24 and 360 are really good unit bases for something you have to divide by hand. 24 gets you 2/3/4/6/8/12 while 360 gets you 2/3/4/5/6/8/10/12/15/18/20/24/30/36/45/60/72/90/120/180

And, we don't always adhere to cartesian conventions. Right-hand and left-hand rules abound in engineering. And even computer graphics regularly flips the axis directions depending upon usage (perspective transforms, for example).

And, decimal degrees isn't that uncommon either.

There's still an expectation that a skilled navigator can work out position and movement by hand, using charts, speed and compass headings ("dead reckoning") and have those results reasonably match/confirm the information reported by more modern systems. Using knots makes this significantly easier than it would be if speed and distance were reported using statute miles or another unit that's not easily converted into change in Lat/Long.
You don't travel on along a great circle when you driving or running. But when you are flying and sailing long distances, you do.
The nautical mile is the length of a minute of arc along a great circle on the surface of Earth. I think the 14.4m figure is wrong; that should be 15.4m, which is the distance covered in 30 seconds by a vessel going at 1 nautical mile per hour.
I'm randomly reading some of the links here. The Wikipedia article on the Chip log associates the 14.4 meters with a 28 second sandglass.
It was originally 7 fathoms. Later the value was refined a bit because of newer measurements and updated definition of the nautical mile. Why 7, I don't know. Wikipedia seems to indicate that the definition of a knot was derived from that of a nautical mile, but I wonder if it wasn't the other way around originally. https://en.wikipedia.org/wiki/Chip_log#Origins
Because the article insists on using metric when using other units would have made for a much better explanation since it would show the evolution and not be confusing like 14.4m.

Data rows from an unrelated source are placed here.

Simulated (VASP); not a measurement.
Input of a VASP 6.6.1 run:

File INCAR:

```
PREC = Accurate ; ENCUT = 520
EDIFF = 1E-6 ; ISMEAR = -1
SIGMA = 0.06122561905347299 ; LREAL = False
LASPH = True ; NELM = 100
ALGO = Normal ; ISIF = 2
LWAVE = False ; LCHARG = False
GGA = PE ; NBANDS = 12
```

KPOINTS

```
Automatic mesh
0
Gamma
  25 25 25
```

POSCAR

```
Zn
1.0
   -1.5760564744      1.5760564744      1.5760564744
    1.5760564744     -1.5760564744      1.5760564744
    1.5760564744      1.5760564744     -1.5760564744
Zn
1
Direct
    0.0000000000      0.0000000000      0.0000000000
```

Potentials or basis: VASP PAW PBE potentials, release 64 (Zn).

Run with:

rdl and other explain the reason for a nautical mile above: https://news.ycombinator.com/item?id=7559252

There are approximately 40000 km in a great circle passing through both poles and Paris.

40000 km / 360 degree * 1 degree / 60 arcminute = 1.851... km / polar arcminute

if 1 knot is 1 arcminute / hour, then to get the distance in meters per knot, you use the following factors:

1.851... km / hour * 1000 m / 1 km * 1 hour / 60 minutes * 1 minute / 60 seconds * 30 seconds / knot = 15.432 m / knot

Learning today that the word "log" (as in event log or /var/log/messages) actually has roots in a physical log is mind blowing. I feel like when I was looking this up that there's a gigantic april fools prank being played on me.
Thanks for pointing that out, I never made the connection. Anyway, I just found this out today and thought I would pass it on.

"The GPS satellites also have NUDET (Nuclear Detonation) sensors on them to detect nuclear detonations almost anywhere on earth." Which is reasonable as it's run by the airforce and they want global coverage, but I can't help but wonder which was the original goal nuclear detonation detection or navigation.

It's easier and more straightforward to do nuclear detonation sensing than maintain a properly-synchronized network of orbiting atomic clocks.

If the NUDET sensor is a standard package, military-sponsored satellites may have them bolted on as a matter of course.

Each bird has redundant cesium clocks. It would be interesting to know if they also include redundant NUDET sensors.
I think it was better icbm guidance since inertial guidance tends to drift quite a bit on long flights.
Fun fact, ICBMs do astronav! They have on-board cameras and computers to take a star sight and fix their location.

In the war they're designed to operate in GPS would have been disabled long ago.

The sr71 did something similar, too, but i think they just used an astrolabe instead of taking a picture.

But both still use an internal gyro in between pictures, don't they?

Well, I've always heard that the primary motivation was navigation, but funny enough, it was specifically navigation for submarines armed with nuclear ballistic missiles. Precise knowledge of the launch location was critical to launching such a missile, and when you're out in the ocean there's not a lot of options.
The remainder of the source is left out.